Saturday, May 1, 2010

Paintings that are influencing my photography


Passing trams, by Clarice Beckett, image from Art Gallery of South Australia

Clarice Beckett, Australia, 1887 - 1935, Passing trams, c.1931, Melbourne, oil on board, 48.6 x 44.2 cm; Edna Berniece Harrison Bequest Fund through the Friends of the Art Gallery of South Australia 2001, Art Gallery of South Australia, Adelaide




Tony Tuckson


No title (Pale yellow with charcoal lines) c.1973 synthetic polymer paint on composition board 213.5 x 122.5 cm Collection of Margaret Tuckson image from National Gallery of Australia


I have been taking lots of photographs over the last 6 months since travelling. This has been the chosen artistic tool for me to use. It's quick, mess free, takes up little storage space and child friendly as I can integrate it into any situation with out too much fuss and it is instantly gratifying and serves my desire to create.

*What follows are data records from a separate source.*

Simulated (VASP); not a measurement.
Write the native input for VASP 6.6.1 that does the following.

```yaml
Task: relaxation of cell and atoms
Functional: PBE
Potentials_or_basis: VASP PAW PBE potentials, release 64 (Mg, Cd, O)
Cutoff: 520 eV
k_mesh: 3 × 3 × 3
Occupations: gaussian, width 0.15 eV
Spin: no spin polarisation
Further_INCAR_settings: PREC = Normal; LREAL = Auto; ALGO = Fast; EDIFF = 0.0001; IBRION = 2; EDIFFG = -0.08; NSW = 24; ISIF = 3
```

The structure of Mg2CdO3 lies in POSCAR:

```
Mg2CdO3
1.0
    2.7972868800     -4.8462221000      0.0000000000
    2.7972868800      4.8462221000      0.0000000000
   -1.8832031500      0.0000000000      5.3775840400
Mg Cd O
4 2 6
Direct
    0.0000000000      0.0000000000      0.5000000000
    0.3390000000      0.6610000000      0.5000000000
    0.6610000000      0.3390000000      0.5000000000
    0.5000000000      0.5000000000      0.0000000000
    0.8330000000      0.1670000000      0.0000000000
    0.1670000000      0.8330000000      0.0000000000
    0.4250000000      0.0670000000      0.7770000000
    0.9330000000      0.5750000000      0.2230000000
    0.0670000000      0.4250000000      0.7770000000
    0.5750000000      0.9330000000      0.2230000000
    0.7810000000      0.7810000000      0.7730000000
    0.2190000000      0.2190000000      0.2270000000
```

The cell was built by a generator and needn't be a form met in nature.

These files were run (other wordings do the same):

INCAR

The 2 artists above Clarice Beckett and Tony Tuckson are 2 artists I have recently discovered during my visits to galleries around Australia.
 Clarice Beckett's work I first saw at the Newcastle Regional Gallery. And Tony Tuckson at the National Gallery Of Australia. How do you visit gallery's? I usually have a child or 2 with me so I tend to whizz through until something stops me. It might be a shape, free lines and scribbles, a mark or a pattern that takes you on a little journey, tonal work, scratchy text, texture, smudge, the way the light hits the work, the colour or a faint line that irritatingly sits on a wash and I wonder how beautiful that is, how can a stray line give me so much joy and wonder. How can it all sit together so calmly and peaceful and create such beauty. A hazy shape, that reminds you of your own visions. Colours that blend, but when you look closer you see all the layers of other colours. That's just a few of the things I think about when I see work that interests me. Tony and Clarice's paintings have stayed with over the last few months and have injected different ways at looking at the world. When I look outside and work on my art photographs I am thinking more about layers, tonal colours, haze, blur, shapes, direction, space, lightness,emotion, motion, light, calm and gentle blending and a line to rest upon.

1 comment:

Nicola Moss said...

I like your idea a lot Candice; that paintings can influence your photography. Such a nice change from photos influencing painting. Makes me think about influence full stop, things we hear, words that stick in our mind or just appear in mind from a mixing of experience. I find this happens, ideas meld and suddenly appear with clarity in another form. So nice to think that looking at art can alter and enhance the way we see the world around us. Isn't that just how it should be. Thanks for this.